Many expect SUSY particles (sparticles) to start showing up at a multiple of the Higgs mass -- say... close to the Higgs mass or an order of magnitude higher, but not much higher. Sparticles are a good candidate for dark matter, but they're unlikely to be detected by the LHC.
Also, we know that string theory can give the same answers as other quantum theories for known values... so it's not "wrong" so much as it's a different way to do the same math... but ST requires SUSY because it's a necessary result of the math. If you compute a universe that allows both bosons and fermions, then for each boson, there is complementary fermion and vice versa -- only SUSY predicts that they have the same mass, but clearly they don't -- so the symmetry is broken.

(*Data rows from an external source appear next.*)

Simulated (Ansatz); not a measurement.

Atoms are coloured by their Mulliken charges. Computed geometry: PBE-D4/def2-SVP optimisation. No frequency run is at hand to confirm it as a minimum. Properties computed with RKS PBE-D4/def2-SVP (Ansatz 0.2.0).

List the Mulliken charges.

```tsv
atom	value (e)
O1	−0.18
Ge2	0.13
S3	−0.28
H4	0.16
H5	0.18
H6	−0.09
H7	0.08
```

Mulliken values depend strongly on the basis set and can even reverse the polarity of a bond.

If no sparticles are found at higher energy levels, then someone will have to explain what's wrong with particle physics in general -- because the math works.... so, what is it about the math that is correct that we're incorrectly interpreting as reality? Even if string theory is discounted in favor of another theory... you can wipe out the theory, but not the math. The math is just a different formulation of a problem to get the same answer. If I say 3 + 2 = 5, and the 2 is the sparticle in my theory... then when we find sparticles don't exist, what the heck is it that I'm adding to 3 to make it 5 ?!?!? There must be some unknown physics that string theory is describing as super particles that may actually be something else we don't understand. We don't even know why the symmetry is "broken" in the current theory to begin with.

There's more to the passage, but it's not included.